QueryParser and stopwords

2004-01-20 Thread Morus Walter
Hi,

I'm currently trying to get rid of query parser problems with stopwords
(depending on the query, there are ArrayIndexOutOfBoundsExceptions,
e.g. for stop AND nonstop where stop is a stopword and nonstop not).

While this isn't hard to fix (I'll enter a bug and patch in bugzilla), 
there's one issue left, I'm not sure how to deal with:

What should the query parser return for a query string containing only
stopwords?

And when I think about this, there's another one:
stop AND NOT nonstop
creates a boolean query, only containing prohibited terms, which
AFAIK cannot be used in a search. How to deal with this?

Currently it returns an empty BooleanQuery.
I think it would be more useful to return null in this case.

Morus

-
To unsubscribe, e-mail: [EMAIL PROTECTED]
For additional commands, e-mail: [EMAIL PROTECTED]



Query Term Questions

2004-01-20 Thread Terry Steichen
1) Is there a way to set the query boost factor depending not on the presence of a 
term, but on the presence of two specific terms?  For example, I may want to boost the 
relevance of a document that contains both iraq and clerics, but not boost the 
relevance of documents that contain only one or the other terms. (The idea is better 
discrimination than if I simply boosted both terms.)
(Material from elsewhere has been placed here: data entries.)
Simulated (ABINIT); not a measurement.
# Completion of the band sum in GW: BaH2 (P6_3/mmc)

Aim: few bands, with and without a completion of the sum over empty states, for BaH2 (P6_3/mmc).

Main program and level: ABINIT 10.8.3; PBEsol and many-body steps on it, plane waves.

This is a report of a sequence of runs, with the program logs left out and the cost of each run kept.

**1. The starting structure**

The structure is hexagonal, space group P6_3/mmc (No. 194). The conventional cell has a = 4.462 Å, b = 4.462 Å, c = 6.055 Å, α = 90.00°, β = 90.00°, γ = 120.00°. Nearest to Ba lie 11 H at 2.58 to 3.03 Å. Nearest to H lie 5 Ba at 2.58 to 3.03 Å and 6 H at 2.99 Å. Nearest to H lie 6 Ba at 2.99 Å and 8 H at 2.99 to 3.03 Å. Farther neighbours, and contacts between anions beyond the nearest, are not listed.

2) Is it possible to apply (or simulate) a negative query boost factor?  For example, 
I may have a complex query with lots of terms but want to reduce the relevance of a 
matching document that also included the term iowa. ( The idea is for an easier and 
more discriminating way than simply increasing the relevance of all other terms 
besides iowa).  

3) Is there a way to handle variants of a phrase without OR'ing together the variants? 
 For example, I may want to find documents dealing with North Korea; the terms might 
be north korea or north korean or north koreans - is there a way to handle this 
with a single term using wildcards?

Regards,

Terry

Re: mergeFactor and maxMergeDocs

2004-01-20 Thread Doug Cutting
Chong, Herb wrote:
what effect and what recommendations are valid for Lucene 1.3?
Same as always: use the defaults and call optimize() only when you know 
you won't be changing the index for a while.

If you have lots of RAM, increasing minMergeDocs may increase indexing 
speed, but raising it too high may cause out of memory problems.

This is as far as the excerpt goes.